Berlin Film Festival: Day 2

'71

Through Berlin, Paris, Belfast and New Mexico, today’s Berlinale selection leads us through war, homelessness, redemption and love. Perhaps the best is Yann Demange’s ’71, which following Starred Up features another muscular performance from Jack O’Connell as the new recruit Gary Hook in the British Army on patrol in Northern Ireland. At times reminiscent of a video game as the handheld camera heads through houses and down alleyways, Demange’s thrilling escape through the streets of Belfast on both sides of the Peace Line offers insight into the Troubles from all sides, and reveals the lost innocence of a soldier becoming a father.

Despite its luminous images of Berlin’s buses, trains, streets and shopping malls, Edward Berger’s Jack is a surprisingly harrowing affair as two boys comb the city for their single mother gone AWOL. It’s the emotional story of a boy old beyond his years as he furiously tries to keep the family on track, and like Ursula Meier’s Sister or the Dardenne brothers’ The Kid With A Bike it’s a torment to behold as Jack and his younger brother Manuel sleep rough, refusing to lose faith in their feckless, if loving, mother.

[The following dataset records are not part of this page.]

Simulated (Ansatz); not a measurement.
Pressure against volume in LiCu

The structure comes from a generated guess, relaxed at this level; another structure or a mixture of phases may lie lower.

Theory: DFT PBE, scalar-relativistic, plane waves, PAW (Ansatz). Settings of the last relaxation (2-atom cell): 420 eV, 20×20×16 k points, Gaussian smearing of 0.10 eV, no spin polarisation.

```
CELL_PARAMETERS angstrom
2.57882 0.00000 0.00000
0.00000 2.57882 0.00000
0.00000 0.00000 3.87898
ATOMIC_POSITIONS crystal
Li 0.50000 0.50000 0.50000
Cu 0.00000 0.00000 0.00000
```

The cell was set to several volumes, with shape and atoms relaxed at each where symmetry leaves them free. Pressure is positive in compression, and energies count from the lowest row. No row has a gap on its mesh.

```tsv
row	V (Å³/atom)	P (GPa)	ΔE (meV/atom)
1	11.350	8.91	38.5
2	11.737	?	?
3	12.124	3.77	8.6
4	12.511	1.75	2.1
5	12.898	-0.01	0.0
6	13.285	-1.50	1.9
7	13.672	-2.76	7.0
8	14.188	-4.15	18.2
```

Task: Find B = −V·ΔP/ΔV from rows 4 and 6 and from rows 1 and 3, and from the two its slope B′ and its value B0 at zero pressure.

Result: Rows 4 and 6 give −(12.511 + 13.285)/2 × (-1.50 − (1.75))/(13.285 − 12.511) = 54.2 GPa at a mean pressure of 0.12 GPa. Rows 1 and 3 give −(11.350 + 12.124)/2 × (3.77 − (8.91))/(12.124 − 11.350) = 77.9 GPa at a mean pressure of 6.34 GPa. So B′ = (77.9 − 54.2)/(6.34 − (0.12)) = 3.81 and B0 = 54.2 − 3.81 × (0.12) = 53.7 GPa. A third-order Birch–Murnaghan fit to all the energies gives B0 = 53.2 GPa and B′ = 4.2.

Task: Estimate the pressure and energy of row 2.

Rachid Bouchareb’s remake of José Giovanni’s Deux Hommes Dans La Vie, with Forest Whitaker and Harvey Keitel as the cop and ex-con at each other’s throats, runs at a different pace to his previous Maghreb-themed thrillers Days Of Glory and Outside The Law. Alongside Just Like A Woman, it marks the director’s move to filmmaking in the Hollywood mould, but Two Men In Town is too slow and conventional to bring the plight of a released prisoner trying to make it straight to an emotional climax.

Jalil Lespert’s Yves Saint Laurent on the other hand is the unexpectedly touching tale of the Algerian-born couturier and his life-long partner Pierre Bergé. With tender performances from both Pierre Niney and Guillaume Gallienne, Yves Saint Laurent is a stunning, modish biopic of the shy fashionista, but surprisingly unsexy – languishing instead in the drugs, manic depression and infidelity which threaten their relationship. Hesitating between one man’s story and the other, Yves Saint Laurent‘s true meaning is hidden beneath ruffles and buttons. But it’s a beautiful confection all the same.